“The state has identified 23 sites of interest for PFAS including in fish and surface water samples near the Clinton River and Lake St. Clair in St. Clair and Macomb counties.
One of the issues with PFAS, said James Clift, policy director for the Michigan Environmental Council, is not much is known about what levels are safe for people and wildlife…
According to the news release from the Environmental Working Group,from 2013 to 2015, the EPA mandated national testing for PFAS in public water systems, yet the full results of this testing were not made public. Water utilities with the highest concentrations of PFAS have been publicly identified, according to EWG, but the names of utilities with detectable PFAS contamination below the reporting levels of 10 to 90 ppt were not released.
Michigan Democrats introduced a bill in the state House that would lower the Michigan standard to 5 parts per trillion. That bill has not been put to a vote…
According to information from the state, PFOS and PFOA were found in surface water collected in late August 2017 from the Clinton River near Mount Clemens and Lake St. Clair near Selfridge Air National Guard Base.

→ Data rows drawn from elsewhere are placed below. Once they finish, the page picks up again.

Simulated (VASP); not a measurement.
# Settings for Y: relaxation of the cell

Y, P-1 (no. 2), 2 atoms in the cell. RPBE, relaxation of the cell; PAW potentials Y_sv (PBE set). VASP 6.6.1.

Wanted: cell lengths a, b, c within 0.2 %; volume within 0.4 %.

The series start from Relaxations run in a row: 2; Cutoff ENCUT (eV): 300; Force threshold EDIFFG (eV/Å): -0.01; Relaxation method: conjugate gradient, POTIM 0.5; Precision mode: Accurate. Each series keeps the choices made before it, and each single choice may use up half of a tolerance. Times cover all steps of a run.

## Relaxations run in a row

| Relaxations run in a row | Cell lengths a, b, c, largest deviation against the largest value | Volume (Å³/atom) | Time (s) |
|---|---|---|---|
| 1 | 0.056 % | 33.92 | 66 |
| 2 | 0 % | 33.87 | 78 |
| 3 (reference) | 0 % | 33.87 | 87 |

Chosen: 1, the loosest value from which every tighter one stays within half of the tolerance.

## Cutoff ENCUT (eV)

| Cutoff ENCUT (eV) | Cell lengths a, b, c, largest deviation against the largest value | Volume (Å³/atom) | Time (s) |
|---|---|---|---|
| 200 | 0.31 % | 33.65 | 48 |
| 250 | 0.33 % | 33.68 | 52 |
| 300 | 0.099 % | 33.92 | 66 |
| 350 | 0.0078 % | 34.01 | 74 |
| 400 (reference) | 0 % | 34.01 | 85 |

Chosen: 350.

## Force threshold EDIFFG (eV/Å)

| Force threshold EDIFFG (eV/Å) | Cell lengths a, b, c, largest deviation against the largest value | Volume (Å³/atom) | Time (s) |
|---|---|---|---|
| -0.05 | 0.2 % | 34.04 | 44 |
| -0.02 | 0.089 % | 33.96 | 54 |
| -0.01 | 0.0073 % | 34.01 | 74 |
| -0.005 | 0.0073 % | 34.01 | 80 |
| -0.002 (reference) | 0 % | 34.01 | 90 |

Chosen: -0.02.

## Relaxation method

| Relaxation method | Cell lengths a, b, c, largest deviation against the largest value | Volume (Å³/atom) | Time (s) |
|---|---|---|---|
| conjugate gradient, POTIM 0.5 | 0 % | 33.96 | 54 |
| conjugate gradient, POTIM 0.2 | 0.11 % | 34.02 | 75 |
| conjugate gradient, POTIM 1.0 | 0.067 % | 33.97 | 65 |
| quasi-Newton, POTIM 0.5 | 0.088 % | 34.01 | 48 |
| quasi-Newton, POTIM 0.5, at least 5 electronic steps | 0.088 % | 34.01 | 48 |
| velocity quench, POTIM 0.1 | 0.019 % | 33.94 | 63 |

During follow-up testing, samples were collected from fish and surface water. The maximum value collected was 610 ppt.
Data collected from water outfalls at Selfridge showed concentrations of 2,400 ppt for PFOS and 290 ppt for PFOA.
Testing found the highest level for PFAS in public drinking water supplies in Lake St. Clair was 3.28.
In response to the testing, the state Department of Health and Human Services in April issued a fish consumption advisory for bluegill and sunfish in Lake St. Clair of four servings of any size per month.
In January, the state adopted a drinking water criteria of 70 ppt for combined PFOS and PFOA. Several area water suppliers have been tested. Most of the results were below the smallest result that can reliably be detected by lab equipment, so the amount was estimated; however, testing found total PFAS of 7.224 ppt and 4.081 ppt in samples of treated water in St. Clair.”